A note from WES Member Paul Baker

Action and history have a curious relationship and a fraught one for WES. WES is about action here and now to achieve progress and rectify wrongs. That is the priority our founder Felix Adler wanted. Our current leadership and membership are committed to action. However, what guides action? I feel, action should be guided by reason and history. You might add also principles, but arguably principles are just a summary of the history of our people. Yes, prioritize action but know your history. This year marks the 75th year for WES and our organization has racked up significant history. 

You may be asking what this message is about. The point is that we are losing history at WES and I’d like to appeal for help to preserve our digital records. 

I’ve initiated an effort to restore digital records to our web site from recovered parts of the old. You can see this material at ethicalsociety.org by following the menu path Connection=>The Past. Would anyone want to expand my effort? Would anyone volunteer to keep copies of digital records on a corner of their hard drive as backup? Does anyone even know how to add some indexing and search functions to the records? If so give me a shout by e-mail. (I’m plbaker on me.com)

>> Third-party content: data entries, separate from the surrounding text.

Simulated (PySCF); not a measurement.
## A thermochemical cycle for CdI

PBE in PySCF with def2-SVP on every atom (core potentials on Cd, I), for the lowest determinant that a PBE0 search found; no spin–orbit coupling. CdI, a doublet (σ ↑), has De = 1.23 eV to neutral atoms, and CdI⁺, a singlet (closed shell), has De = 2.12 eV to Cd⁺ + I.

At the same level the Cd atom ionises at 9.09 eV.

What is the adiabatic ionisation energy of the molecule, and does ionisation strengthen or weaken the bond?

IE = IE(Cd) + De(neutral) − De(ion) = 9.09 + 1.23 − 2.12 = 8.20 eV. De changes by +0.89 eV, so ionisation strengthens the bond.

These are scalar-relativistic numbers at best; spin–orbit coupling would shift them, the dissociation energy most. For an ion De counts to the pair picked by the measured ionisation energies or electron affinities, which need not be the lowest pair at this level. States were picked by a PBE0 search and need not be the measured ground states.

I feel this appeal is timely in the 75th anniversary year of WES’s founding. It is also roughly 20 years into WES’s digital age. That is enough time to demonstrate the stark difference between paper and digital. Digital is fragile.  While WES generated and discarded tons of paper in 75 years, it has kept several piles of selected, useful paper documents. By contrast, in the last 20 years we’ve had three web site services. After each move, the public record starts from year zero. The previous years go in some desk. Meanwhile, our platform recordings are currently stored with a service that relies for its existence on micro-payments from music listeners – a highly unproven business model. Will SoundCloud last? For how long? It pays to worry about these things. Jone Johnson Lewis, the Leader at the Riverdale-Yonkers Ethical Society, compiled an incredible on-line, indexed collection of quotations from Felix Adler, Emerson and other leaders that I always found useful. It was at ethicalmanifold.org. Now good luck using it. Gone. 

Without getting too analytic here, I think we should think of history as a several step process: recording, preservation, curation, interpretation, publication. There is room for work on all aspects but I’ve been concerned with preservation and curation. That seems essential because without preservation, nothing will be available to curate, interpret and publish. Let me know what you think.